It appears the volume and magnitude of Saudi atrocities in the Yemen have finally reached a point where the US Administration feels compelled to speak out. This week, the US finally called for an end to the airstrikes in Yemen.
But there is a bit of a problem here. As Antiwar.com’s Jason Ditz notes in his write-up:
A top Human Rights Watch director noted that the call would’ve carried a lot more weight if the US wasn’t providing the bombs the Saudis are dropping on Yemen in the first place, though former US officials say its almost certain this won’t include any dial back in US arms sales.
In Yemen as with other countries, the US government finds itself in a familiar untenable position. On the one hand, it would like to perceived as caring about defending human rights, and many officials probably really do want to protect human rights. But on the other hand, that same US government is actually enabling, if not directly causing, a vast array of human rights abuses at the same time.
And while it is good that the US may finally be backing away from the PR / diplomatic cover it provides for the War in Yemen, the rest of its support for Saudi Arabia is unlikely to change.

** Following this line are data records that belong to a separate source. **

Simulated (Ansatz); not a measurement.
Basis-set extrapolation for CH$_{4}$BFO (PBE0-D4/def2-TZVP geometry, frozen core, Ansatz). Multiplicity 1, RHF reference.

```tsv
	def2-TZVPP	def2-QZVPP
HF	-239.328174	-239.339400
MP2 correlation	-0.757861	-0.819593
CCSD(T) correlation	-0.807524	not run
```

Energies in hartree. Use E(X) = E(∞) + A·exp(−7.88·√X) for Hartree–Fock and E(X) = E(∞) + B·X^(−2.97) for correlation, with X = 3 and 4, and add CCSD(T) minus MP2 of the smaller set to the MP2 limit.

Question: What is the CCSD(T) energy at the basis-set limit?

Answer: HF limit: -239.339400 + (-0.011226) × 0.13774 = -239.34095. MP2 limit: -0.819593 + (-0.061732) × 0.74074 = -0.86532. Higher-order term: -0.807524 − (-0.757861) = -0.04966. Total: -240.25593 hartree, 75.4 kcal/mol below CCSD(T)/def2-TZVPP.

Here, one of the absurdities of the US alliances in the Middle East is laid to bare. Of course, one of the reasons provided to justify the US allying with a repressive theocracy like Saudi Arabia, or other unsavory states, is that we can use our leverage to induce behavior that is less destructive than it otherwise would be. But when we have a clear situation where this theory would appear to apply, the US does less than nothing.
Behind the latest tepid criticism, the spigot of aid and arms for the Saudi regime will continue flowing unabated. So the US condemns a policy and supports it simultaneously. In the logic of US foreign policy establishment, this makes sense. To the rest of us, it is and ought to seem crazy.